[y] Mississippi Visitors Guide
Mississippi is a classic state of the Deep South. The state capital, Jackson, is its largest city. In addition to the State Capitol building, Jackson is also home to many museums, such as the Mississippi Museum of Art, which contains the state’s largest art collection, and the National Agricultural Aviation Museum. The two major cities along the Mississippi Gulf Coast are Biloxi and Gulfport. This area is a Mecca for beach-lovers, gambling enthusiasts and fishermen. The waters of the Gulf of Mexico lap the shore while the lights of moored casinos, such as the Boomtown Casino in Biloxi, sparkle. Numerous fishing trips and charters are available in Biloxi and Gulfport year-round. The University of Mississippi, or Ole Miss as it is fondly nicknamed, is located in Oxford. Also situated in North Mississippi is the Elvis Presley Birthplace and Museum in Tupelo. Historic Vicksburg lies on the shores of the Mississippi River with many bed and breakfast inns and the Vicksburg National Military Park.
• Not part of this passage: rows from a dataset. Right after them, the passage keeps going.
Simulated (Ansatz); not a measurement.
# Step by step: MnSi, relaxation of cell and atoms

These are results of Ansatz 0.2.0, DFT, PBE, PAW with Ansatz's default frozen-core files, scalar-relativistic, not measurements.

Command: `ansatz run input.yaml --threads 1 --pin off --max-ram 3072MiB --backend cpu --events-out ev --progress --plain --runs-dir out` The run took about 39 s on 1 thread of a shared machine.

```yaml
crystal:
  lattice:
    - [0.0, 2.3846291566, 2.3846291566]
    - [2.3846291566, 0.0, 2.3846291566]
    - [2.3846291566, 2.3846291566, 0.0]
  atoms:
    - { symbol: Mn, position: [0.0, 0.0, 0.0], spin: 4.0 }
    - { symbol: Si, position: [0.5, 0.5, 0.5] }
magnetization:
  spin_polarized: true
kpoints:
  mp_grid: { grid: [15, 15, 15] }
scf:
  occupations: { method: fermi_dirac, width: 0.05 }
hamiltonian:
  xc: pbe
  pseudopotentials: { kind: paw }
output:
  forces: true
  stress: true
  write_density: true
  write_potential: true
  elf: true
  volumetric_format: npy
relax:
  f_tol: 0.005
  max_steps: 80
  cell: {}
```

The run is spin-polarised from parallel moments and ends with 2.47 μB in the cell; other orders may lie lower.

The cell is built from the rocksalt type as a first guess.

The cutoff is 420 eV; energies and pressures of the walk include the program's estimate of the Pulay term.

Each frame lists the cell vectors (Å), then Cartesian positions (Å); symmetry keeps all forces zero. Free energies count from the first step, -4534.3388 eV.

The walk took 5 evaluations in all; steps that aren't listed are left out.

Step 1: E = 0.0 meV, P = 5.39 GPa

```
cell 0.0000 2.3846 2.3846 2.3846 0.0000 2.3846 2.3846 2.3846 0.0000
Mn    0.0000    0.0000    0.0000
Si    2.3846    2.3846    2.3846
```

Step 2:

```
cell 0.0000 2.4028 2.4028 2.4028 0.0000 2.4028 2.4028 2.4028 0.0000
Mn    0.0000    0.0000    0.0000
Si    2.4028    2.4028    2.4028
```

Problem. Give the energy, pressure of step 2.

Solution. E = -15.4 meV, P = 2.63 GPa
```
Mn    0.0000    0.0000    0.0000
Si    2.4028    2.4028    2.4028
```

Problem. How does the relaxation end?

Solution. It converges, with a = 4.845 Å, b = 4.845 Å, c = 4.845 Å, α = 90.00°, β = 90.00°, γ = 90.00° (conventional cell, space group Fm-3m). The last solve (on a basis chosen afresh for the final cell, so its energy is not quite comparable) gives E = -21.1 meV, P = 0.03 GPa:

North Mississippi Visitors Guide
Northern Mississippi is bordered on three sides by Arkansas, Tennessee, and Alabama. The area is known for its historic sites, landmarks, and natural attractions. Examples of African and Native American culture throughout Mississippi show a legacy of enduring spirit in the state’s long civil rights battle. A marker on the Mississippi Freedom Trail can be found at the University of Mississippi in Oxford. Corinth’s importance in Civil War history is well documented at its interpretive center and the Crossroads Museum. The Corinth Contraband Camp is a refugee camp that once housed up to 6,000 escaped slaves seeking freedom in the state’s north behind Union lines in 1862. Battlegrounds remain scattered between lavish antebellum homes, the humble birthplace of Elvis Presley and William Faulkner’s former private residence. Visitors can try their luck at the bright casino resorts in Tunica or enjoy the area’s powerful natural beauty. Tunica’s RiverPark features a nature trail, river cruises and a 48-ft (15-m) river overlook and is also home to the Mississippi River Museum. Ideal day hikes or scenic drives wind through Greenville’s Cypress Preserve and the Natchez Trace Parkway.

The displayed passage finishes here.